The English Mandeville is a smaller circle within the wider compass drawn by the pilgrim Mandeville whose initial destination is Jerusalem. Just as within the Christian compass, a Jewish presence inheres within the English circle as well: most famously in Mandeville’s fantasy that that a large population of Jews has been immured behind remote hills, ready to mingle with their brethren when freed in the time of Antichrist. Mandeville asserts that Jews living among contemporary Christians study Hebrew so as to welcome in their ancient tongue these enclosed people when they are freed. They will join with them “for to destruye men of Cristendom” (83). Just the opposite configuration of space is closer to the truth: having expelled its Jewish population in 1290, England inhabits an island rather like the enclosed regions where these distant Jews supposedly dwell. Late medieval Englishness is a national identity precipitated through the exclusion of Jewishness. A tiny minority at best, pre-Expulsion Jews in England had been under frequent threat from both their neighbors and from the nation. Their wholesale removal from the island did nothing to reduce English anti-Semitic fantasies. Just the opposite: once gone, they loomed as more of an imagined danger than ever. The Book of John Mandeville is widely regarded for its extensive tolerance, a generosity extended even to the Muslims who hold the Holy Land. Ian Higgins observes:
No other religious community … is so badly served in The Book as the Jews, who inhabit only the past and the future, and are depicted with a hostility bordering on paranoia. (Writing East 42)
Rather than a puzzling lapse in an otherwise tolerant persona, this paranoia may be no more than yet another signifier of Mandeville’s recalcitrant, immobilizing Englishness – an Englishness that cannot be wholly immured from the Jewishness it has abjected.
In The Jew in the Medieval Book, Anthony Bale maps the narrative turbulence coursing through Chaucer’s Prioress’s Tale, intermixing Christian and Jewish identities. This is flux and instability are counteracted by a “lapidary vocabulary” of tombs and gems, metaphorical petrifications that strive to impede the text’s roiling. Like the description of the litel clergeon as a jewel,
the ‘tombe of marbul stones’ into which the boy’s body is placed (VII:680) is an attempt to contain the expansive landscape and soundscape envisioned in the tale, a reassertion of the Christian community’s faith in the fixity of signs … The tomb stands for morbid permanence and closure … The solid stone tomb repudiates the bodily rupture with which the Prioress is fascinated (85).

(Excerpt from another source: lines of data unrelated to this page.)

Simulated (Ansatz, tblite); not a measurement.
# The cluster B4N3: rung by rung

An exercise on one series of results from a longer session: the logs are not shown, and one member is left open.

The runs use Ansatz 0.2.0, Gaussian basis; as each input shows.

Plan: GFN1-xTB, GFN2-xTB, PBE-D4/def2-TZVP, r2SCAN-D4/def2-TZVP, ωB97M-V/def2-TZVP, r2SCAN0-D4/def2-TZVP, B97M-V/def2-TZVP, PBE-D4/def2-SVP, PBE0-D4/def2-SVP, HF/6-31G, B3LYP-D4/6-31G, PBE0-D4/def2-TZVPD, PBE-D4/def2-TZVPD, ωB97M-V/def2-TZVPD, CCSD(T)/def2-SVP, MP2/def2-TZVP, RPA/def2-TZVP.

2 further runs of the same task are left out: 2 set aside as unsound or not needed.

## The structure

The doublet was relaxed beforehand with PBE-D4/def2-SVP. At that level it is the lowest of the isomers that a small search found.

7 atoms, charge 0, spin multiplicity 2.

In a story filled with blood, tears, songs in constant and boundary-smashing movement, the marble tomb strives to demarcate, contain, and immobilize. The monument of stone fails, however, to still what it contains. The closing stanzas of the tale transport the scene to Lincoln and conflate ancient Syrian Jews with more recent English ones. “The little boy,” Bale writes, “wanders out of his distant Asian tomb into the Prioress’s England and the pilgrimage group” (86).
Of the three tombs we’ve seen in Mandeville, one has been emptied of the body that once occupied it, while the other two are too full: a restless apostle in fitful slumber, awaiting a distant future; the monstrous progeny of illicit union. Given his fascination with such bodies that remain filled with uncanny life even in the grave, shouldn’t John Mandeville be able to escape lapidary capture?